In 2021, the Organization for Economic Cooperation and Development announced an Inclusive Framework on Base Erosion and Profit Shifting including Pillar Two Model Rules defining the global minimum tax, which calls for the taxation of large multinational corporations at a minimum rate of 15 percent. Subsequently, multiple sets of administrative guidance have been issued. Many non-U.S. tax jurisdictions have either recently enacted legislation to adopt certain components of the Pillar Two Model Rules beginning in 2024 (including the European Union Member States) with the adoption of additional components in later years or announced their plans to enact legislation in future years. We are continuing to evaluate the impact of enacted legislation and pending legislation to enact Pillar Two Model Rules in the tax jurisdictions we operate in.

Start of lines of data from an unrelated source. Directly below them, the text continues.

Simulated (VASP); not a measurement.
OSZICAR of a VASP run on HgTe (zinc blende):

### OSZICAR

On July 4, 2025, the One Big Beautiful Bill Act (the “OBBBA” or the “Act”) was signed into law. The OBBBA makes permanent key elements of the Tax Cuts and Jobs Act, including 100 percent bonus depreciation, domestic research cost expensing, and the business interest expense limitation. The Act also included modifications to the international tax framework. ASC 740, “Income Taxes,” requires the effects of changes in tax rates and laws on deferred tax balances to be recognized in the period in which the legislation is enacted. We will evaluate all deferred tax balances under the newly enacted tax law and identify any changes required to our financial statements as a result of the OBBBA. The legislation has multiple effective dates, with certain provisions effective in 2025 and others effective through 2027. As of September 30, 2025, we have not recorded any adjustments related to the OBBBA. We are continuing to assess its impact on our consolidated financial statements and will update our disclosures as necessary in future periods.
As of September 30, 2025, we have $42.8 million of unrecognized tax benefits and related interest and penalties. It is possible the amount of unrecognized tax benefits could change in the next 12 months as a result of a lapse of the statute of limitations, new information, or settlements with taxing authorities. The total liability for unrecognized tax benefits is expected to decrease by approximately $1.2 million in the next 12 months due to the lapsing of statutes of limitations. With few exceptions, we are no longer subject to audits of U.S. federal, state and local, or non-U.S. income tax returns before 2020.